Terry Crews remembers being broke and borrowing money almost a dozen times from a friend, who finally one day said enough's enough. Crews got a day labor job. "They sent me to a factory, gave me a broom, and I swept all day. I got $8 an hour for 8 hours," he says. That moment led to a total mindset shift: "Before, I was begging for money. Now, I'm getting money. Whatever it takes, you can change your situation."

This philosophy has carried 50-year-old Crews throughout his working career, from his days in the NFL, as an artist, and the star of numerous TV shows, including the acclaimed Brooklyn Nine-Nine. He's expanding his repertoire now into a high-end furniture collection and an upcoming children's book that featured augmented reality.

Here, the self-described “most grateful man in Hollywood” discusses the difference between creativity and competition, getting out of credit card debt and his biggest secret to saving. (Hint: Get really busy.)

What’s the most important thing you’ve saved up for?

One of the biggest, best, and proudest things I ever saved for was my daughter’s education from NYU. I tell her, “The best gift I probably ever gave you is that you don’t have any student loans.” I know a lot of guys and girls that are sitting with $150,000 in loans and no way to pay it.

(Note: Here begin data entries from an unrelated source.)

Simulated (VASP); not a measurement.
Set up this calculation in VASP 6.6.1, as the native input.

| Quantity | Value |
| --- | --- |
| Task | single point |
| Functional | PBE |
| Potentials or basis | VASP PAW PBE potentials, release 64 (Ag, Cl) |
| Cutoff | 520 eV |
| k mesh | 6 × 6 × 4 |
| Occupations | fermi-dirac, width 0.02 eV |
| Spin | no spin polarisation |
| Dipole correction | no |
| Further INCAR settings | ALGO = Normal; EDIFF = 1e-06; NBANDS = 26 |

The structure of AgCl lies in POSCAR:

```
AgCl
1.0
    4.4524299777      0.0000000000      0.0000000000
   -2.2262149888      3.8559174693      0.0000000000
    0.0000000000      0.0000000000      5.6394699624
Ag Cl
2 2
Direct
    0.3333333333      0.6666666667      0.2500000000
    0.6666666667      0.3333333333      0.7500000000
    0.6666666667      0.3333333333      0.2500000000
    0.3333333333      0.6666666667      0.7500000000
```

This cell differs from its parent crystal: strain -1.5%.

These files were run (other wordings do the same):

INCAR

Did you have a separate savings account?

I did, but with the ups and downs of acting, there were times when we had to dig in to it. That’s what made me so afraid. There were times when we literally had nothing.

How did you deal with that uncertainty?

Instead of massively saving, I decided I was going to get massively busy. Instead of having one job, I would try to get three. I know a lot of actors who feel like, I have my job, I feel at peace. But I would never feel like that. I said, Let me try hosting, let me try reality TV. I was literally ready to do anything to make sure some money was coming in.

When you were in the NFL, you painted and sold portraits of your teammates. Did you always have this side-hustle mentality?

Always. Growing up, I saw people who only had one thing, and I said, I will never get caught with just one skill. Listen, if my career has to go to Instagram, then I’ll be the Instagram guy, and it’ll be OK. [Note: Terry has 2.7 million Instagram followers, so he’s doing OK on that front.]

I made every mistake you could make with money. Around 2001 or 2002, we got into this mortgage that jumped up after a year. The interest was crazy. We couldn’t afford it and ended up losing the house. In college, I got every credit card they would give out. I ran them all up and couldn’t pay any of them. I ended up having to take stuff back to the store. I was ashamed.

Television is a notoriously tumultuous industry, yet you’ve been in three shows that hit the 100-episode mark. How do you explain that?

It was wild because [at one time] I was offered three different pilots. One was Brooklyn Nine-Nine. Another pilot said, We’re going to give you back-end [profits], so you’re going to be rich if you take this show. But everything in my gut said, Andy Samberg is the future of comedy. And I didn’t even know him. I chose Brooklyn Nine-Nine, and the other two shows did not get picked up. We are starting our sixth season right now. You gotta go with your gut. You gotta go with the love, because the money will lead you wrong.

What do you buy now that is a true luxury?

I’ve reached a spot where I get my shoes made especially for me. I’ve watched my tastes change. I remember when Red Lobster was the luxury. I was like, Man, we’re about to get those biscuits! Where Red Lobster was great before, now I’m going to Nobu.

Were you ever afraid of becoming a starving artist?

You have to settle with the fact that you may be broke. But every big investment is like that. This is why I like entrepreneurs, they usually go broke two or three times. Once you know it’s a pattern, then you don’t get shocked the first time you lose all your money. The problem is, in America, everyone feels like you only have one shot. I’ve never felt that way. I’ve always been an entrepreneur. My job is to try and make something that did not exist yesterday.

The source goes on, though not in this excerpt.